As summer quickly approaches, we will all flock to the beaches to watch waves, dip our toes in the seafoam, and hid our fries from the seagulls. This year, the beach may look a bit different, but why? Has something about the sea change? In terms of plastic, 8.3 million tons are discarded in the sea yearly. Here's the big shocker - it's catching up to us.
A few years ago, I stopped collecting seashells and started strolling along the shoreline filling my mesh bag with litter instead. This was the turning point that I realized I will never see the sea the same and I was so happy about that.
No longer was I interested in hunting down the perfect seashell to safely store in a glass jar for home decor. My focus was preserving the beauty of the ocean and doing my individual responsibility in returning it to its former glory - both on and off the beach.
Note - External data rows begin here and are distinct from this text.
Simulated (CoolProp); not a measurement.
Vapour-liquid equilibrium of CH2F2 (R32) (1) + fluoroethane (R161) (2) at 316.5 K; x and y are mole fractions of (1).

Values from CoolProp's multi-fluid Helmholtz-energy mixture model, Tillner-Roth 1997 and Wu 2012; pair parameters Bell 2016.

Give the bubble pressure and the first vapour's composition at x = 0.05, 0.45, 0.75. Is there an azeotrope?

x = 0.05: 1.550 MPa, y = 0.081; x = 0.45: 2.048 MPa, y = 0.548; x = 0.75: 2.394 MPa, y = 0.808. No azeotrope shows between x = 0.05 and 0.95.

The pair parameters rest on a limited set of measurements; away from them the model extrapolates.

The number one question I get when picking up litter is: WHY?
Bystanders will often reject my efforts with empty debates such as, "Even if you pick up the litter on the beach, it will still go to a landfill. So, what's the point?"
Besides the immediate impact picking up litter has including removing the garbage from direct contact with wildlife, the biggest impact can't be seen with our eyes. WHY? The impact happens in our minds.
Picking up litter is about setting an example and an expectation.
I voluntarily pick up trash so curious children ask why I'm picking up litter. I voluntarily pick up trash so grown adults might reconsider adopting a more sustainable lifestyle. I voluntarily pick up trash so others feel encouraged to do the same.
Now - I get it. Picking up trash is not everyone's comfort zone. I understand that. The good news? You don't have to pick up trash at your local beach to make a positive impact on the ocean.
There are countless ways to stop litter from ever reaching our oceans. Currently, 79% of plastics are sent to landfills or the ocean. The best solution to this is to reduce your dependence and usage on plastics. Analyze what single-use plastics you use the most. These can be the little plastic spoons when you get your summer ice cream or the plastic cups you get your daily iced oat-milk lattes in. If there's a single-use item, there's always a reusable alternative for that item. One purchase of a reusable tumbler will dramatically reduce your usage of plastic cups (and keep your iced coffee colder longer). You know that tote bag that's been sitting in your closet since college, bust it out! Keep it in your car whenever you do errands! That one sustainable habit will divert hundreds of plastic bags from entering the oceans. Did you know that loggerhead sea turtles hunt jellyfish, which unfortunately look remarkably like plastic bags? Boom. Your tote bag just saved a turtle from regrettably eating plastic for dinner.
Individual efforts are phenomenal and necessary, but there's still room for so much more impact! Involve your community and start conversations. Reach out to your local PTO and fundraise using tote bags to encourage avoiding single-use plastics at grocery stores in your area. Email your town leaders and discuss investing in TerraCycle boxes/programs, which will help recycle waste into benches and more. Ask them for stricter laws regarding litter. Organize clean up days around your town (you don't have to only clean up a beach). The ways you can spark positive change for the environment are endless.
I'll be brutally honest. It's not easy. Not everyone will understand your efforts. Not everyone will happily follow your lead. But everyone will see your actions and that's all that matters because that's how change is made. Brave people being unapologetically committed to a mission.
You can be a wavemaker. You can be the positive change. You are what this planet needs. Above all, you are not alone.